The Grand Traverse County Planning Commission has voted 4-3 to remove references to greenhouse gases from the county’s plan for energy savings and climate action to indicate their disbelief in climate change induced by human activities.
“My issue is from a local board level I don’t want to lend any legitimacy to something I see as a fraud on this county,” Commissioner Jason Gillman told the Traverse City Record Eagle.
“I think we are being sold a bill of goods on that and I’m not drinking the global warming Kool-Aid,” Commissioner David Bieganowski, a local attorney and Green Lake township trustee told the paper.
Local officials don’t need to go to the polar ice caps to see evidence of global warming, said [Henry N. Pollack, Univeristy of Michigan professor of geophysics, emeritus], who pointed to Grand Traverse Bay as proof.

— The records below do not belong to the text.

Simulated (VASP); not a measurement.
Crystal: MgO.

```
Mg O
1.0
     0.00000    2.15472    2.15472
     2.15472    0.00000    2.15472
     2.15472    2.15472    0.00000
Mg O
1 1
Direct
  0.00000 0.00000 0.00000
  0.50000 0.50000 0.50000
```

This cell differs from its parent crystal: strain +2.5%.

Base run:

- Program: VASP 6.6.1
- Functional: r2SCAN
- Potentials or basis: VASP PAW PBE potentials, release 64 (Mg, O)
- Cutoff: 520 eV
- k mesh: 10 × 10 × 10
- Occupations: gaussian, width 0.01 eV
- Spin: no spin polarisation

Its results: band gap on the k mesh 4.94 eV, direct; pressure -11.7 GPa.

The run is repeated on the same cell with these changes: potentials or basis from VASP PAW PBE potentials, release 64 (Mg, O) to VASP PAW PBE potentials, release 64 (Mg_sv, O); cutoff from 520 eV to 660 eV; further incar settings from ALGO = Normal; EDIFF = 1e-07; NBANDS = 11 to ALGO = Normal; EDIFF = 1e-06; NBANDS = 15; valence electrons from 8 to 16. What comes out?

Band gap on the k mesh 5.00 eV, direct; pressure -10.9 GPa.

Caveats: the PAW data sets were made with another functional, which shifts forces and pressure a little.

Records of ice cover have been kept since the mid-19th century that indicate the bay used to freeze over on average seven out of every ten years. In the 1990’s, it froze three times, and in the first decade of the 21st century it froze twice. The average length of the freeze has been trimmed by 35 days.
Though the majority on the commission deny that humans cause climate change, the group has recommended that the county speed up its implementation of the energy saving measures recommended in the climate action plan because reducing energy use will save the county money.